Top 5 Documentaries to Educate your Mind


Let’s face it, we are all getting older, and in turn more interested in learning about the world. We all learn about it in different ways, be it books, television, or social media. Truth is, documentaries inject essential quality in a world which is otherwise lacking. They have a particular quality in that they relay people’s thoughts of a social issue, time period and current events. Here at DISS. we want to provide you, the next generation, with quality information to better yourself and also our society as a whole. Here is a look at 5 documentaries which can expand your mind and get you talking about some important issues in OUR world.


  1. Adam Curtis – Hypernormalisation

This documentary looks at the progression of power politics in the world expressing the philosophies of the different conceptions of cyberspace and the Internet and how they affect our society today. Curtis through a mix of eccentric cinematography tells the backstory behind many events, which affect our world today. It gives us a sense of how important history and the consequences we still face today due to the decisions of the past. Curtis through this film asks us to take a closer look at the perceptions created by our politicians and the affect it has on our ability to get to the heart of the decision-making.


  1. Ava DuVernay – 13TH

In the aftermath of the Donald Trump winning the election, this is one to watch to realise how messed up America truly is. It depicts the systematic oppression of the black community from the days of slavery to mass incarceration. The film indicates Bill Clinton’s Crime Bill and attacks this focus by many US Presidents’ on law and order to gain votes. With eloquent speakers throughout the film it educates you on the past struggles of black activists and gives hope to a new generation backed by the powers of social media. It’s aim is to turn the images of those suffering from police brutality in to a political fight.

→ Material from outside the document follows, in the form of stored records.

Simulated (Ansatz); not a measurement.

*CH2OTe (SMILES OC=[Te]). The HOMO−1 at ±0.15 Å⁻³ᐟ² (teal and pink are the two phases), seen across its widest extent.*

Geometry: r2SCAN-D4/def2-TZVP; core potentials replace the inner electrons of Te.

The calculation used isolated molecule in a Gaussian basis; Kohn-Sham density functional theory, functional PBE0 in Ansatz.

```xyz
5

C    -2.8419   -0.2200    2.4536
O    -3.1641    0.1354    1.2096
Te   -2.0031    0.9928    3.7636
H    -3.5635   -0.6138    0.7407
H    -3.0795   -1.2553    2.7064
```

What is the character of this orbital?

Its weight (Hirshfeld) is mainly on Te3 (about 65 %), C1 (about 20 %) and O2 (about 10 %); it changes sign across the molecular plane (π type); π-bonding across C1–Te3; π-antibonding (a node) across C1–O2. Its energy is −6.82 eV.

  1. Usayd Younis & Cassie Quarless – Generation Revolution

Generation Revolution follows two activists’ movements in London, the Black Revs and the R Movement. This film gives us an insight into the world of activism and in particular activism amongst young people. It depicts many of these activists practicing the cause of intersectionality fighting for a whole host of issues not just that of black rights. It is a very real depiction of protest politics tacking you to the heart of the protest and also following the decision making and time constraints that are so difficult in these organisations. It provides you with inspiration of the different types of people in activism and hopefully will inspire you.


  1. Keith McCarthy – Born Risky

These series of short documentaries explore the issue of gender identity. The quality of this film is to teach the audience about people’s experiences with gender identity. The personal nature adds to this element and hopefully breaks down barriers for many in the LGBT community. The campaign starring Grayson Perry states that ‘sometimes the greatest risk is to be yourself’. This is indicated as the whole host of people involved in the show come from different backgrounds indicating the diverse nature of gender identity. The most important aim of the film is to de-stigmatise this issue and if one person can go about being more confident in the gender they are driven by the film has achieved it’s goal.


  1. Fisher Stevens – Before the Flood

This film produced by Leonardo Di Caprio indicates that contrary to the thoughts of many corporate companies who still wish to ruin this earth, climate change is happening and fast. Di Caprio with this film questions his own position as UN ambassador for Climate Change but then aptly uses his fame and status to speak to a host of different people on this issue, from top scientists to Pope Francis. This films sole purpose is education the audience in to the realities of this issue, what we can do to prevent it happening, and the realities of what can happen to OUR earth.